40th Annual Festival of New American Music
November 3-12, 2017

Admission to all events is free! Daily concerts, masterlcasses, and forums.

Full schedule

View the poster

Stephen Blumberg, Director
David A. Wells, Co-Director

Parking is free after 7pm in PS1 for the evening concerts.

Driving Directions

Festival of New American Music

The 40th Annual Festival of New American Music runs from November 3-12, 2017, opening on Friday, November 3 at 8:00 p.m. with a Gala Concert. The Gala will feature Citywater with guest harpist Jennifer Ellis, guitarist David Tanenbaum, and Line Upon Line Percussion. Below are some of the highlight concerts on the Festival. For more, see the complete schedule. Or, view the 2017 poster.


On Sunday, November 5 at 8:00 p.m., David Tanenbaum will present a solo recital. Recognized internationally as an outstanding performing and recording artist, David Tanenbaum is one of the most admired classical guitarists of his generation. He has performed throughout the United States, Canada, Mexico, Europe, Australia, the former Soviet Union and Asia, and in 1988 he became the first American guitarist to be invited to perform in China by the Chinese government. He has been soloist with the Los Angeles Philharmonic, San Francisco Symphony, Minnesota Orchestra, London Sinfonietta ,and others. David Tanenbaum’s three dozen recordings can be found on New Albion, EMI, Nonesuch, Albany, Acoustic Music Records, Stradivarius, and others. David Tanenbaum is currently Chair of the Guitar Department at the San Francisco Conservatory of Music, where he received the 1995 Oustanding Professor Award, and he has been Artist-In-Residence at the Manhattan School of Music.


Piccolo artist Lois Herbine will perform on Tuesday, November 7 at 8:00 p.m. Lois Bliss Herbine is an internationally renowned solo piccolo recording artist. All six accompanied recordings from her CD, Take Wing, including premieres of Michael Daugherty, Daniel Dorff and Vincent Persichetti, can be heard on radio stations across the United States. Ms. Herbine has performed multiple times at National Flute Association conventions to favorable press, including premieres of solo music for piccolo by David Finko, Daniel Dorff, Cynthia Folio and Lucien Posman. A native of the Philadelphia area, Lois Herbine studied flute with Frank Versaci and Kazuo Tokito and graduated from the New School of Music, Philadelphia, as a student of David Cramer, John Krell and Deborah Carter Smith with the school's highest honors in performance and academic achievement. She has 22 years experience performing piccolo with the Reading Symphony Orchestra and 25 years of freelance performance work in and around Philadelphia.
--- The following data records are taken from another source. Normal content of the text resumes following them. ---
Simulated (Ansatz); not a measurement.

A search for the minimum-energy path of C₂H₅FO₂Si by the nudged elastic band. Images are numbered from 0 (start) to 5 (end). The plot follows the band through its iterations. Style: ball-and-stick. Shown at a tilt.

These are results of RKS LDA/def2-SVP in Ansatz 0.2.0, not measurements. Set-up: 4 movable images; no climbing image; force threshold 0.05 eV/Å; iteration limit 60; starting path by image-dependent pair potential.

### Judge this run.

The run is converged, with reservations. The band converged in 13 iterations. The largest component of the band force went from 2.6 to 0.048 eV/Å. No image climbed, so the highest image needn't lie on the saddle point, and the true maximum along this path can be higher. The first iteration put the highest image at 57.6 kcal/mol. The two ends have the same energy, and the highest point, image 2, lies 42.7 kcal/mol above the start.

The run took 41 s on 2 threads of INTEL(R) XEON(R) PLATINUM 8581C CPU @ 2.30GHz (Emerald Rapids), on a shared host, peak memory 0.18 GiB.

On Thursday, November 9, American Contemporary Music Ensemble (ACME) performs at 8:00 p.m.
Led by Artistic Director and cellist Clarice Jensen, ACME is dedicated to the performance of masterworks from the 20th and 21st centuries. NPR calls them "contemporary music dynamos,” and The New York Times describes ACME’s performances as “vital,” “brilliant,” and “electrifying.” ACME was honored by ASCAP during its 10th anniversary season in 2015 for the “virtuosity, passion, and commitment with which it performs and champions American composers.” ACME has performed at leading international venues including Carnegie Hall, The Metropolitan Museum of Art, (Le) Poisson Rouget, Columbia University's Miller Theatre, Washington Performing Arts, UCLA's Royce Hall, Stanford Live, Constellation Chicago, Chicago’s Millennium Park, Krannert Center for the Performing Arts, Jordan Hall in Boston, Harvard’s Sanders Theatre, The Library of Congress in DC, and many others. ACME has recorded for Deutsche Grammophon, New World, New Amsterdam, and Butterscotch Records.


Daedalus String Quartet performs on Saturday, November 11 at 8:00 p.m. Praised by The New Yorker as “a fresh and vital young participant in what is a golden age of American string quartets,” the Daedalus Quartet has established itself as a leader among the new generation of string ensembles. Since winning the top prize in the Banff International String Quartet Competition in 2001, the Daedalus Quartet has impressed critics and listeners alike. They have performed at Carnegie Hall, Lincoln Center, the Library of Congress, the Corcoran Gallery in Washington, D.C., and Boston’s Gardner Museum, as well as on major series in Montreal, Toronto, Calgary, Winnipeg, and Vancouver. Abroad the ensemble has been heard in such famed locations as the Musikverein in Vienna, the Mozarteum in Salzburg, the Concertgebouw in Amsterdam, the Cité de la Musique in Paris, and in leading venues in Japan. The award-winning members of the Daedalus Quartet hold degrees from the Juilliard School, Curtis Institute, Cleveland Institute, and Harvard University.


The Festival closes on Sunday, November 12 with a performance by pianist Gil Kalish at 8:00 p.m. Kalish's profound influence on the musical community as educator and as pianist has established him as a major figure in American music making. He was the pianist of the Boston Symphony Chamber Players for thirty years and was a founding member of the Contemporary Chamber Ensemble, a group devoted to new music that flourished during the 1960s and 1970s. He is a frequent guest artist with many of the world’s most distinguished chamber ensembles and is an Artist of the Chamber Music Society of Lincoln Center. From 1969 to 1997, he was a faculty member at the Tanglewood Music Center, serving as Chair of the Faculty from 1985 to 1997. In 1995, he was presented with the Paul Fromm Award by the University of Chicago Music Department for distinguished service to the music of our time. In January 2002, he was the recipient of Chamber Music America’s Service Award for his exceptional contributions in the field of chamber music, and, most recently, he was awarded the George Peabody Medal for outstanding contributions to music in the United States.